David Perell on the Paradox of Abundance

David Perell recently published a long read article on the new age of democratized digital media we are entering. Although he gives a history of the last century of media, his ultimate message centers around how we should be consuming information in the digital era. The most important concept he shares is the Paradox of Abundance. Briefly, we have access to more information than ever before. Because there is so much information out there, information purveyors are in a desperate zero-sum competition for eyeballs. They respond by creating urgency and emotional hooks around articles and information that aren’t actually very important. This confronts consumers with a tsunami of clickbait and emotional appeals, which either sends us running from false crisis to false crisis, or makes us check out from media altogether. This means that people who can focus on truly useful and enlightening content are richer than ever before, while the median user is worse off, tugged in all directions by emotionally captivating but ultimately non-enriching content.

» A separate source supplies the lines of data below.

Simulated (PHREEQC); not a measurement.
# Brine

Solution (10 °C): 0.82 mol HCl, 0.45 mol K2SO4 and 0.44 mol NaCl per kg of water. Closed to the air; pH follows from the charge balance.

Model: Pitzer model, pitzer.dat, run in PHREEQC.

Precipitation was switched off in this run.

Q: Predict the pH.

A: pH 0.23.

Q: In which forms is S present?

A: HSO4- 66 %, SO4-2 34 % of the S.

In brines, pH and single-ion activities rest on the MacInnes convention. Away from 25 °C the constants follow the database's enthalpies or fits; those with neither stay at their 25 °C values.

This feels most real to me whenever I log onto Twitter. The transcendent moments on Twitter are truly transcendent. Rarely do I spend 20 minutes on Twitter without encountering some new perspective or piece of information that I hadn’t considered before. But the tsunami can be overpowering: I often spend far longer than I had planned following trails of seemingly alarming scandals or political trends. Twitter’s algorithm accelerates this, bubbling the most alarming, shocking, or polarizing content to the top of the feed. My Feedly experience could not be more different: Since I mostly follow only academic blogs or writers I deeply respect, my feed is a bit more boring but also has a much higher signal-to-noise ratio. It’s also less addictive.

Perell draws an analogy to eating right that feels particularly apt. Ultimately this may be the sort of thing our culture needs to adapt to. Just as abundance in food resulted in the evolution of cultural norms around eating right, we may need to develop cultural norms around “informing” right. My feedly is more like a quinoa bowl, whereas a twitter binge can leave me feeling like I just ate a bagful of tootsie rolls. He even mentions writing as analogous to cooking at home, another regularizing function that can improve diet.

There is one question Perell leaves unanswered: What is it all about? Is there an individual duty around online engagement as a sort of civic service? Or would we all just be better off unplugging and reading books? Either way, it is clear that information abundance is here to stay, and passive consumption of whatever passes across our screens is no longer an acceptable strategy.